Nowhere City: On Homesickness, or a Longing for Home

Last week, in a post entitled “Sidewalk City: On Parisian Café Culture and the Social Politics of Public Space,” I reflected on the paradoxical status of the Parisian café as a site of both sociability and solitude, on the margins of the modern city. Shortly after posting, my dear friend Arielle, who has long been a staunch supporter of my work, commented: “Love this academic piece. But what about YOU at the café?”

Where am I? Here I am.

I have spent much of my relatively short life in a nowhere city. I grew up in an unincorporated village in rural Ohio, near a crossroads called Kidron just south of Route 30, where the Amish still peddle their wares—sturdy furniture, fresh peaches, and fabric by the yard—on wooden signs posted at the end of long lanes on winding country roads. But that place is not what this post is about.

This post is about the non-places that every nomadic soul has at least once claimed as home—the train stations, the far-flung neighborhoods, the dark cinemas—those ubiquitous urban spaces whose constitutive anonymity affords a fleeting sense of belonging amidst the great migrations of modern life. This post is about a longing for home.

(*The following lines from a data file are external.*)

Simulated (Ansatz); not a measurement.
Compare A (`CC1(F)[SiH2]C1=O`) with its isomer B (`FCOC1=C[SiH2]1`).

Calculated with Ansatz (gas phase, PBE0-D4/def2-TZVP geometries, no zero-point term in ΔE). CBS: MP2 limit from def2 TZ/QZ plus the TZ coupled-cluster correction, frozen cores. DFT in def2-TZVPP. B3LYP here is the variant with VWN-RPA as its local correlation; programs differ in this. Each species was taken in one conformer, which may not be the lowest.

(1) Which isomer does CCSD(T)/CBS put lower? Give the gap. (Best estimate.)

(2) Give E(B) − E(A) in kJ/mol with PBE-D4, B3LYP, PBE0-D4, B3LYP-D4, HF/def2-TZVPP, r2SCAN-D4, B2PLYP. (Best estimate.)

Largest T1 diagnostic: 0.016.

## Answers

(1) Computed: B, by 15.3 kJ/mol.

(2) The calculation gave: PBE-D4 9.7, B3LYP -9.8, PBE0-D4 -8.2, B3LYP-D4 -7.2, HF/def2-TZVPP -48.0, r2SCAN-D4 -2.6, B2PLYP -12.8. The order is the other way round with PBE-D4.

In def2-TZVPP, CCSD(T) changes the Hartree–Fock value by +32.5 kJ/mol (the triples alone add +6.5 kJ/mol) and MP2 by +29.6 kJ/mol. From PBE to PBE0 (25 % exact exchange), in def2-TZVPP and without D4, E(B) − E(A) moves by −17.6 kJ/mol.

Arielle called my last post “academic.” I cringed when I read her comment. The allure of academia is to become an expert, and through expertise, to stake claim in a world of our own making: knowledge. Expertise is an academic’s way of belonging, of authoritatively declaring that we have something to say in this noisy, post-truth world. But ours is a lonely city.

For a decade (my god, even longer!), I have been performing my identity and my expertise by means of a language and a culture that will never be my own. Neither fluency in French nor an impeccable wardrobe will ever make France my first home. Yet when I am feeling homesick, or longing for home, I am not thinking of the corn fields and grain mills of Ohio; I am dreaming of sunflowers and red terracotta roofs.  This perhaps is what the American expatriate author Gertrude Stein meant when she famously stated: “America is my country, and Paris is my hometown.” Or, to paraphrase the Algerian novelist Malika Mokeddem: on whichever Atlantic coast I find myself, from the New York Rockaways to the beaches of Biarritz, the other side the ocean will always be my home.

“Que je sois ici ou là-bas, l’autre côté de la mer, c’est encore chez moi.”

We ambiguously aspiring expatriates are a lonely bunch. We just don’t know where we belong. We’ve stretched the cord to the mother country but we can’t quite sever it. We’re licking at our transatlantic wounds. We shop and read and cook and cuss in a foreign language, but we will count to ten and fuck in our mother tongue until the day that we die.

I chose to study French thirteen years ago because the Spanish teacher in my small town high school was notoriously crazypants, and as a young, disgruntled student, I had a desperate urge to distinguish myself through the mastery of language. For years before my time, the French teacher at my high school had been waging a losing war against the school administration, and when halfway through my education the French program was unjustly cut, I took up arms by writing the curriculum for an independent study of advanced French.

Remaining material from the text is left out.